Rhode Island Gov. Daniel McKee has signed legislation amending the state’s Unfair Claims Practices Act to change the definition of unfair claims settlement practices by insurers and motor vehicle damage appraisers.
Senate Bill 0925, which was signed last week, also creates a new chapter in the act allowing damaged vehicles to be appraised by a third party when the insurer and driver can’t agree on the amount of a loss. It took effect immediately.
Amendments to the Unfair Claims Practices Act require insurers to “acknowledge and compensate an auto body repairer for documented procedures identified as necessary by the original equipment manufacturer, paint manufacturer, when included in the repairer’s appraisal, or when requested by the repairer.”
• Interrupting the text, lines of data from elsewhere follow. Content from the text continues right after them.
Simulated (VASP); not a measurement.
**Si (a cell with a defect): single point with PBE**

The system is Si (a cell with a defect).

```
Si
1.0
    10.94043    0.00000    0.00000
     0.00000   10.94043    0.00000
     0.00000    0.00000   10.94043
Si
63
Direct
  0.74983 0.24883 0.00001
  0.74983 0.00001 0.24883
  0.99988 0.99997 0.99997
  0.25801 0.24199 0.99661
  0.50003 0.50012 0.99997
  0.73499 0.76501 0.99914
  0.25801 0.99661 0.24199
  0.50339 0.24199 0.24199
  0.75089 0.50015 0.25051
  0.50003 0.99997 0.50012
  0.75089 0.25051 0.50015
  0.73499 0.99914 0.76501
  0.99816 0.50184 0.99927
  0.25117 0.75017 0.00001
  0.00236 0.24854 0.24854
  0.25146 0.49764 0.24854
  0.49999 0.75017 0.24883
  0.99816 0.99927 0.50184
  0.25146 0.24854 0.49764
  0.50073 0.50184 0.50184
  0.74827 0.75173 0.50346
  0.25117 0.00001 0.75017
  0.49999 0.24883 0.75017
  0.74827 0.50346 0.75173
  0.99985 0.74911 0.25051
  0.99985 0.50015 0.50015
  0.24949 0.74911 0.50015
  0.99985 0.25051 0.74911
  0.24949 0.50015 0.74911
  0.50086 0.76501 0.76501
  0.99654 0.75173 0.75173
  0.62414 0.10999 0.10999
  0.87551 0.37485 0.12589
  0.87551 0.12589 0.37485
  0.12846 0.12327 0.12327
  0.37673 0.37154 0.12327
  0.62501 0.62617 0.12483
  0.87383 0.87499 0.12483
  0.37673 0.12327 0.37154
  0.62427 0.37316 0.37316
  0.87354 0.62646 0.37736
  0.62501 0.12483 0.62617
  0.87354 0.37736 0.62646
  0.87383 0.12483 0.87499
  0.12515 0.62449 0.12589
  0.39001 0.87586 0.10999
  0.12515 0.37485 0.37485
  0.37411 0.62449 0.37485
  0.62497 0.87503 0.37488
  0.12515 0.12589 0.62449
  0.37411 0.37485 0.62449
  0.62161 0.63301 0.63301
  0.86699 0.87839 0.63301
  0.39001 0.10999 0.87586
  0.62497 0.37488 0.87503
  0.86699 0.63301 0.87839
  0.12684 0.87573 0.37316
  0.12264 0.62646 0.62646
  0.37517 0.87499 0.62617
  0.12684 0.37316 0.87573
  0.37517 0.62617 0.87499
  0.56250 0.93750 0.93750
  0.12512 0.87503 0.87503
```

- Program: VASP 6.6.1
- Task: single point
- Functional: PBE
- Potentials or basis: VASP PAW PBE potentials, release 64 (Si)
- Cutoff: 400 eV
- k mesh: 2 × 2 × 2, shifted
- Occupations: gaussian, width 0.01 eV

The act was also amended to require insurers to promptly schedule an appointment for an appraisal of a damaged vehicle with a shop at an agreed date and time within normal hours.
“If the insurer’s appraiser fails to inspect the damaged motor vehicle within the allotted number of business days for an initial appraisal or a supplemental appraisal, the insurer shall forfeit its right to inspect the damaged vehicle prior to repairs, and negotiations shall be limited to labor and the price of parts and shall not, unless objective evidence to the contrary is provided by the insurer, involve disputes as to the existence of damage or the chosen manner of repair,” the legislation says.
Existing language in the act requires an initial appraisal to be completed within three business days after a request from a body shop is received.
The legislation also includes a vehicle appraisal amendment. It specifies that when an insurer and the insured cannot agree on the amount of a total loss, either can pursue an independent appraisal process, with the final estimate considered binding.
The process requires both the insurer and vehicle owner to select an appraiser within three business days after the written demand is received.
“If the insurer’s appraiser fails to inspect the damaged motor vehicle within the three business days the insurer shall forfeit its right to inspect the damaged vehicle prior to repairs, and negotiations shall be limited to labor and the price of parts and shall not, unless objective evidence to the contrary is provided by the insurer, involve disputes as to the existence of damage or the chosen manner of repair,” the legislation says.
The timeframes can be extended by mutual agreement under the legislation, and if an agreement can’t be reached among the appraisers within three days, the party who requested the independent appraisal process can select an umpire to make a final decision.
Separately, two Rhode Island bills that seek to make it illegal for insurance carriers to withhold adjuster contact information from claimants and create a new set of standards for the utilization of used parts were introduced during the past legislative session.
HB 5418 would make it an unfair claims practice for claimants, attorneys, or claimant agents to be denied name, phone number, email address, and any other pertinent contact information of not only adjusters but their director supervisors.
It was passed by the House last month and referred to the Senate Judiciary committee for a final vote.
HB 5731 would create new standards for used OEM replacement parts, including:
- Must be of at least equal in kind and quality to the OEM parts in terms of fit, quality, performance, and warranty;
- Be from a vehicle of the same year or newer; and
- Have the same or less mileage than the vehicle receiving the used part unless agreed to by the vehicle owner.
That bill was tabled in March for further study.